Question 3: What inspired you to write The United States Vampire Service?
My buddy Jack. We were out drinking at the Irish Pub in North Quincy, MA one night bitching about how little girls had usurped the brutal and awesome monster stories of our youth. Late night, I slurred something about how I could write something as brazen as Dick Marcinko, as technically accurate as Tom Clancy, and as supernatural as Mary Shelley. I wrote the first chapter of “Vikings, Vampires, and Mailmen,” and emailed it to Jack. Every couple of weeks he asked me for the next installment, and I would write what usually became the next chapter. Pretty soon I was doing the background research and writing background structure of the characters and universe in which my story took place, and suddenly I had a series, should I choose to type out what I had worked up in my head and on massive sticky notes around my office.
Question 4: During the initial writing process where did you get the idea for the book and its characters?

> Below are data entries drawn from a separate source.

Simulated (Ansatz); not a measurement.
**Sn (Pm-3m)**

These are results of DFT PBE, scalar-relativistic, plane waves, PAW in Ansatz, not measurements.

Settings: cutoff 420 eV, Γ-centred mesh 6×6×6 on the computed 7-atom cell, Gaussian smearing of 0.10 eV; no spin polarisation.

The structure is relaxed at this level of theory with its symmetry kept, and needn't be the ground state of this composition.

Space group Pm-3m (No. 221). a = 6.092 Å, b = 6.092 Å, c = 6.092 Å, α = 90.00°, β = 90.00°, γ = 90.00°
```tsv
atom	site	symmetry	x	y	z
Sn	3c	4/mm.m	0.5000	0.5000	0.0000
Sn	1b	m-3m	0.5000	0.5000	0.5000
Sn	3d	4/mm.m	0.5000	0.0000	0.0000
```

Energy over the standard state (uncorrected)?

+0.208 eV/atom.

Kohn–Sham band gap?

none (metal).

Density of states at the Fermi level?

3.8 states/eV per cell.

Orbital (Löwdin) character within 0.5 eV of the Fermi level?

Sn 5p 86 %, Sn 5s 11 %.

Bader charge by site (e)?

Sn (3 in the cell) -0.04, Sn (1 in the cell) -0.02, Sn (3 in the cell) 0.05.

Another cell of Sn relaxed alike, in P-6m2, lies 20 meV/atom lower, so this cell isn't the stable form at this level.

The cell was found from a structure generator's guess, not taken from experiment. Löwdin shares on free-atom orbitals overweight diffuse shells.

The story? That came more from my philosophy of what vampires probably would be in our modern age. If vampires were how I imagined them, then how would regular humans defeat them? The characters? I knew that, no matter how hard I tried, I’d project too much of myself into everyone, like most authors do. So I looked for people who were nothing like me. When I found people who thought differently, and reacted in ways I wouldn’t, I based characters around them. Then I changed their names so I didn’t have to pay them royalties.
Question 5: Who were some of the authors that inspired you as a child growing up and their books?
Douglas Adams. Robert Heinlein. “Non-fiction” books about the supernatural (I know, an oxymoron). Every Army Field Manual I could buy at my local Army/Navy store. Every Dungeons & Dragons manual, but the original Unearthed Arcana more than any other.
Question 6: What was the feeling like when you saw the first completed version of your book?
It was electric. I had reached a tableau that my writing heroes had also reached. Even if I never sold more than a fistful of copies, that could never be taken away.
Question 7: Will there be additional books within the USVS series?
HELLS yes! I’ve spent WAY too much time on the backstory of Othniel’s father, and the universe they live in. My original sequel to VV&MM was supposed to be “O’Connor,” a story about Othniel’s father from 1946 until his death just before the start of my first book. But I overreached and wrote complete garbage. I ended up deleting almost everything, and focused instead on what came after the first book. A lot of the back story you read there was further developed when I was writing O’Connor.
Question 8: Who do you imagine being the people reading your book?
I honestly have no idea. Having worked in advertising and marketing for 20 years, I thought I was pretty damned brilliant when I launched VV&MM. I focused all of my efforts on a target demographic of men, ages 22-45, who either served in the military, worked as emergency responders (cops, firefighters, EMTs), or empathized with that demographic. What I learned, shockingly, was that our biggest market was women, ages 50+, who wanted stories of “real men,” tired of the emo, whiny men that were flooding the monster markets. Imagine that?
Question 9: Any good suggestions for those who want to try writing their own book?
HELLS yes! DO IT! Just write! Write, and write, and write! Don’t look back until you’re done. Then edit and rewrite, and publish on your own. It’s so easy and inexpensive to self-publish there’s no reason you shouldn’t for your first book. Don’t get hung up on details like book cover art, websites, social media, or whatever. You can pay like $50 to have an insane artist draw you a book cover on Fiverr.com, and you own it outright!
Question 10: When not writing how do you like to spend your time?
These days? Chasing three kids ages three and under around the house! We had twins, and then a monstah of a kid, so creatively typing has become near impossible. But I’ve got miles of notes, and miles of ideas, and miles to go before I sleep.
The + 1 Question
If you had any one place in the world you could travel to for a book tour, where would that place be, and why?
Prague. I love Prague. The people are beautiful, the city is beautiful, and the streets cap an unexplored depth that has, perhaps, no bottom. I once ate a feast at an underground hunting lodge in Prague that was three stories underground, and the only way to find it was going down a tiny alley and opening a nondescript door. It was like the best D&D adventure I had ever been on, and it was a random Wednesday night when I was nineteen. Imagine how cool it would be to explore today?